I have noticed during our tefilah or prayer service at religious school that a couple of the kids are expressing some challenge and a little playful rebellion around the Gevurot prayer, the second prayer of the Amidah, where the Reform Movement substituted the traditional term “M’chayei maytim” – who brings life to the dead, to “m’chayai ha’kol,” who brings life to everything. I entirely eliminated the “ha’kol” from the kids’ siddur, but the kids who know it by heart with “ha’kol” keep using it – and one of them teases me with it. Another of them finally asked me why it was so important to me that we use m’chayei maytim. I gave her a quick answer, and then spent the next three days thinking about it. Our bnai mitzvah class was snowed out yesterday, but this is my response. And it seems fitting that I think about this on the Shabbos in which we read Chayei Sarah, because of the shared word, chayei – means lives, and m’chayei means brings life.
The Reform Movement has a long history of challenge to this prayer – in 1844, Rabbi Geiger in Germany started to fiddle with it, because he believed that to make Judaism acceptable to the Modern German, it had to do away with the idea of resurrection of the body. R. David Einhorn, one of the first – and most radical – American Reform rabbis, enshrined that concern of reconciling science with religion, in his siddur, which was the forerunner to the Union Prayer Book. It apparently wasn’t until 1975 that the “m’chayei ha’kol” became the words of the Reform Movement.

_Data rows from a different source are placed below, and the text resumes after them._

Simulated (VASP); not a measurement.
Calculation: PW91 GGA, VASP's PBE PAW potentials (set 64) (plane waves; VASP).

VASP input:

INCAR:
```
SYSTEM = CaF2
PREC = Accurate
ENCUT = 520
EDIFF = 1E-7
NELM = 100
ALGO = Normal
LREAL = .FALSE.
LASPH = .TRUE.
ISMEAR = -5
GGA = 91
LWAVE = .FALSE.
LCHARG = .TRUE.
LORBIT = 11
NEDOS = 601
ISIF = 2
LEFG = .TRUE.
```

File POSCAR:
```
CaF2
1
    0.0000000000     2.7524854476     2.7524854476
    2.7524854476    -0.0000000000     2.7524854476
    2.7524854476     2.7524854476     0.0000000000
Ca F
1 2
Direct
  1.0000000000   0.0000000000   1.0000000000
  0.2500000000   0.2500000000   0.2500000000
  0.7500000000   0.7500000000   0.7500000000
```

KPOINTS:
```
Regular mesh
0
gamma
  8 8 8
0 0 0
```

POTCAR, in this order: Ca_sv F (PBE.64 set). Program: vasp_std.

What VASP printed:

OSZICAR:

This whole debate – do we believe in bodily resurrection, or can we come up with metaphor, as we do throughout our interpretation of liturgy (do we believe that God truly wrapped God’s self in a garb made of light, especially spiritual light? (Psalm 104)).
For me, the image of God giving life to everything is a blessing we already recite, in a slightly different form right before the Shema. We speak about creation in the first blessing of the Shema: at night in the Maariv Aravim, and during the day in the Yotzer Or. In the morning we sing – Mah rabu ma’asecha Adonai – how great are your works. The psalms we traditionally recite often cover those works of creation.
But it is not often we have a prayer that lets us remember that we sometimes feel dead inside, or experience some form of death, and yet we stand up again and face the new day. At religious school, I offered them the Giants during the post season – in those first two series – that they won the World Series was truly m’chayei maytim – giving life to the dead.
But it is also those moments when we have to pick ourselves up after a defeat of the spirit. Everyone who invested so much in Mitt Romney’s campaign – the ability to pick yourselves up again – that is m’chayei maytim. ANYONE who fought hard for a campaign that lost – the ability to face the next day with courage and resolution – that is m’chayei maytim. Many of us over the years have imagined moving to Canada if this or that candidate won the election: the fact that we decided to stay and be the loyal opposition is m’chayei maytim.
Anyone whose world has been destroyed – through hurricanes, earthquakes, fire or violence (the image of Gabby Giffords at the sentencing hearing of her would-be assassin comes to mind) – and can face the rebuilding – in the same place or elsewhere, with a new reality – that’s m’chayei maytim.
Anyone who has lived or is living through depression or another life threatening illness, and can find a way to adjust to their new reality, their new normal – that is m’chayei maytim.
This prayer offers us a moment to reflect on those moments when we move forward from what was a death of some kind, a defeat, a sapping of the will, and recognize that we are still here.
Yes, I am glad that we have prayers that celebrate the One Who Brings Life to Everything, but as someone who HAS felt dead, who has not always thought I would make it to the next morning, whose dark nights of the soul have seemed very dark and very long, I am glad we have this prayer that reminds us that we are not alone, that our struggles are not in vain, and that it takes gevurah, real strength to come back from that darkness, that living death.
And I think it teaches us a way to do it. While the Holy One of Being is bringing life to the dead with rachamim rabim – great mercy, we also note that the Divine someich noflim, v’rofeh cholim, u’matir asurim, – lifts the fallen, heals the sick, frees the captive and keeps faith with those who sleep in the dust – a metaphor both for our ancestors, the people who have died, and the people in our communities who sleep in the dust – the homeless.
As we are coming out of our funks, our spiritual deaths, our disappointments, one way to pull ourselves out is to act Godly – to do those actions for which we praise God: lift the fallen, heal the sick, free the captive and keep faith with those who sleep in the dust.
Each time we pray, we have the opportunity to remember that, and each day, we have the opportunity to enact it. I pray that as we pray tonight, and every time, that we can keep these images in our hearts and then go out and do it.